California unemployment agency passed up $500 million tech fix, state auditor says [Examiner, The (Washington, DC)]


(Examiner, The (Washington, DC) Via Acquire Media NewsEdge) California officials passed up on the chance to collect more than $500 million in unemployment benefit overpayments because the technology they needed would have cost $323,000, according to a report by the state auditor.



The state's Employment Development Department, which administers unemployment benefits, has been insolvent since 2009 and has borrowed billions from the federal government to pay benefits.

But when the U.S. Treasury Department in 2011 offered states the opportunity to participate in a federal program that would help collect millions every year in overpayments, EDD ignored the chance, even though it was already using the same program to collect other kinds of debt.


"[C]onsidering EDD's extensive familiarity with the effectiveness of the Offset Program as a collection mechanism over the past decade, we find its delay in using the program to collect unemployment benefit overpayments to be even more appalling," the report said.

The Treasury Offset Program allows states to send Treasury information on beneficiaries and the amount they owe, and have that money deducted from federal tax refunds and other payments.

EDD estimated in 2012, a year after the program was expanded to unemployment benefits, that the computer programming needed to update its "antiquated" computers and software would cost $323,000.

Officials vetoed the upgrade because they said EDD didn't have the the information technology resources available, even though they estimated EDD would have collected about $100 million that year alone, and one official called it a "no-brainer." EDD didn't even look for contractors who could supplement their IT team, according to the report.

Even when three employees returned "enthusiastic" from a seminar on using the Treasury Offset program for unemployment, higher-level officials declined to join the program.

"As a result, while other states collected millions of dollars in benefit overpayments through the expanded Offset Program in 2012 and later in 2013, EDD gave up this opportunity," the audit report said.

By 2013, 31 other states had joined the program, and EDD still had no plan to do so, even though the cost of the upgrade as well as the potential revenue kept rising.

It wasn't until state auditors began pressing officials on their lack of participation in May 2013 that EDD began planning to join the program.

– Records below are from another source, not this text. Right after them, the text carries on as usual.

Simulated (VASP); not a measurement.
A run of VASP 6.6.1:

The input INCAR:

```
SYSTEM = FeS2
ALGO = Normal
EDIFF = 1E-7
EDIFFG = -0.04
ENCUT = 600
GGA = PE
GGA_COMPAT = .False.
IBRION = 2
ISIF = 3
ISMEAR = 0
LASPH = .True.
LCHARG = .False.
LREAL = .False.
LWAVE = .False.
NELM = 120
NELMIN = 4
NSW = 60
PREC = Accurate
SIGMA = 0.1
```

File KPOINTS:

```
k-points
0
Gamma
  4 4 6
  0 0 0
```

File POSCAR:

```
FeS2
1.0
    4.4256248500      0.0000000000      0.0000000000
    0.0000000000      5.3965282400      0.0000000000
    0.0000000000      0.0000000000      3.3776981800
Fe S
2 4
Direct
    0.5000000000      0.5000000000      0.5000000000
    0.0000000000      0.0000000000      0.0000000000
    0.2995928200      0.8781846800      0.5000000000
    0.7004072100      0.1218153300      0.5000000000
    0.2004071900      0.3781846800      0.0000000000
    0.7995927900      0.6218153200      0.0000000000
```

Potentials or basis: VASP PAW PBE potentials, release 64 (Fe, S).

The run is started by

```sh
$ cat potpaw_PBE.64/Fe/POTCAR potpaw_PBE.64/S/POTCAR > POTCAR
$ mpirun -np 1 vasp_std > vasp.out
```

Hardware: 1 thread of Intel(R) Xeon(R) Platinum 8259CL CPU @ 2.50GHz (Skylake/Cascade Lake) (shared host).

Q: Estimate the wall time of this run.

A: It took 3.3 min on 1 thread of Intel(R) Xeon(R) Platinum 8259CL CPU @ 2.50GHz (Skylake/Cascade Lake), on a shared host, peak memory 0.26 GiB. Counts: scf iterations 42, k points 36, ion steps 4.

Now EDD officials say they hope to have the program up and running by September, at a cost of about $1 million. By then, auditors say, they will have missed out on collecting $516 million, money that could have gone toward the insolvent department's budget or helped pay off the billions it owes the federal government.

The state auditor urged EDD to follow through with implementing the Treasury Offset Program and regularly evaluate other opportunities to improve overpayment collection.